Articles
29 September 2017

India: Why it’s getting tough for the RBI

The Reserve Bank of India has a difficult balancing act

6%

India repurchase rate

25bp cut in August

India Central Bank meets on October 4th

There is unanimous consensus, including from ING, that the Reserve Bank of India won't be changing its monetary policy at its meeting this week. The RBI eased with a 25bp cut to the main policy rates, the repurchase rate to 6% and reverse repo rate to 5.75% at the last meeting on August 2, citing a downward inflation trajectory. We believe the central bank will allow sufficient time for the last rate cut to sink in before pondering the next move, although that was merely a reversal of tightening in April via a 25bp hike in the reverse repo rate (there was no change to the repo rate) as part of the RBI’s liquidity management strategy without altering the neutral bias. As such the August cut is unlikely to provide the required impetus to the economy.

What's changed since the August cut?

Three data points stand out. First, and that came within few days of the rate cut, was a spike in CPI inflation (to 2.4% for July from 1.5% in the previous month). Second, which came within weeks, was a dismal 1QFY18 (April-June, 2017) GDP report showing a three-year low in growth of 5.7% YoY (6.1% in the previous quarter). With growth and inflation moving in undesirable and opposite directions, there seems no way for the RBI to go but to stay pat this week. The third and the most significant development are signals of overshoot in the FY2018 fiscal deficit above the 3.2% of GDP target as the government considers halting the downtrend in growth.

GDP growth slowed for the fourth consecutive quarter, of which the last two appear to be the demonetisation bites. Now over 10 months after demonetisation in November 2016, M3 and bank lending growth remain well below pre-demonetisation levels, a sign of tight liquidity conditions are hurting businesses.

Adding to the RBI’s balancing act is increased tightening rhetoric by developed market central banks.

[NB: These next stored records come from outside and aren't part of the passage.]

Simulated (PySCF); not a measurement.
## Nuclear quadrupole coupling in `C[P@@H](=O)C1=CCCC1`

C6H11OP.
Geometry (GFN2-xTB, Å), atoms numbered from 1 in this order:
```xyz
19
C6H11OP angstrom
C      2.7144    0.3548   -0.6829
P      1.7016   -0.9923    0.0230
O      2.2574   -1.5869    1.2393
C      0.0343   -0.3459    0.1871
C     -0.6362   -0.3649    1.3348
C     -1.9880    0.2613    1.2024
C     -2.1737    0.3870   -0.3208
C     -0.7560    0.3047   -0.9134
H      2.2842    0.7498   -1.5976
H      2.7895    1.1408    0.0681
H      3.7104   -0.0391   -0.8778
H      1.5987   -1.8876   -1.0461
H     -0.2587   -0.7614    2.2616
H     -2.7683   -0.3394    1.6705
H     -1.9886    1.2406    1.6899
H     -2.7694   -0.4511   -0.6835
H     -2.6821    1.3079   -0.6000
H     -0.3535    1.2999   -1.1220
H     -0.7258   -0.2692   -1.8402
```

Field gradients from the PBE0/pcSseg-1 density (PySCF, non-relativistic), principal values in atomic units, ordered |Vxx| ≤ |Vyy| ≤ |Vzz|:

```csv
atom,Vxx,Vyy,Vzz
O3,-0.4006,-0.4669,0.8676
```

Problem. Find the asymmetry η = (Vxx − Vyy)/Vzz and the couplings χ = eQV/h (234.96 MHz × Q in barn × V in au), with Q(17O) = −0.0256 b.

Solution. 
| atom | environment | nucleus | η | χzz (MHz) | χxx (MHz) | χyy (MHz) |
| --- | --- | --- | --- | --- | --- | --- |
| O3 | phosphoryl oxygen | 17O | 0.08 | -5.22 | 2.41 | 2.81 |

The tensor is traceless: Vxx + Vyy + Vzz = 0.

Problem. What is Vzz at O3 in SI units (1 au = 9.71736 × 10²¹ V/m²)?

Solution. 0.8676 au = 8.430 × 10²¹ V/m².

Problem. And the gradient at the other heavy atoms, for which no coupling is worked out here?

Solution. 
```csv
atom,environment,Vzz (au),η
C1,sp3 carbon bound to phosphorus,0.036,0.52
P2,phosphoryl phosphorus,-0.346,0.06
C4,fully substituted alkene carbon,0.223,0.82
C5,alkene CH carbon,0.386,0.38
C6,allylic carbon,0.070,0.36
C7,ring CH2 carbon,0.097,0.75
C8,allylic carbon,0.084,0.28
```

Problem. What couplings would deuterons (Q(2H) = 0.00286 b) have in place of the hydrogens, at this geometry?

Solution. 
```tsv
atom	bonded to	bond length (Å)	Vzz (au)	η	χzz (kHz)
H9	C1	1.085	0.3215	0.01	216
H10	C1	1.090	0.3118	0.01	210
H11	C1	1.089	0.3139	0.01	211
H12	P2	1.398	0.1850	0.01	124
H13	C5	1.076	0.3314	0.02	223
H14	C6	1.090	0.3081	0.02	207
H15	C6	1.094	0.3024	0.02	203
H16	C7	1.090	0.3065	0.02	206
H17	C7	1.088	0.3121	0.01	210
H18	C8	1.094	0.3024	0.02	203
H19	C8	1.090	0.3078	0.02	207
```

With the US Fed and the European Central Bank setting their eyes on unwinding QE, it will become hard for the RBI to buck the global trend and ease further. We also believe 1.5% in June was the cycle low in CPI inflation and expect the continued uptrend above 4%, the RBI policy target, over the rest of the FY2018. As things stand now, the RBI’s 7.3% GDP growth forecast for FY2018 is at an asymmetric downside risk, and vice versa for its 4% inflation target. Unless the economic winds turn around positively in the next two quarters, we anticipate the RBI maintaining its neutral policy for a prolonged period, well through end-2018.

FX implications

The Indian rupee (INR) is still one of the darlings of the EM FX world. It's sold off sharply against the dollar in recent weeks and while this is largely a US story, stemming from a positive reassessment of Fed tightening and Trump tax reform prospects, we acknowledge that short-term cyclical factors have turned negative for the currency. The rupee has been the weakest Asian currency in September – with the ≈2% depreciation in part fuelled by significant equity and bond portfolio outflows.

The disappointing 2Q GDP release may have tempered some of the “buy India” sentiment within the international investment community.

INR support from the central bank and government policy has modestly waned. On the latter, concerns have been primarily over a short-term government stimulus package and a potential widening of India’s fiscal deficit, which would be seen as a deterioration of the medium-term macro fundamentals. Such fears may be overblown in our view – and we continue to see the big picture for INR fundamentals as constructive. Fading this USD/INR move higher is our preferred tactic – with our view for a cyclical decline in the USD likely to see a move back towards the 64.00 level later this year.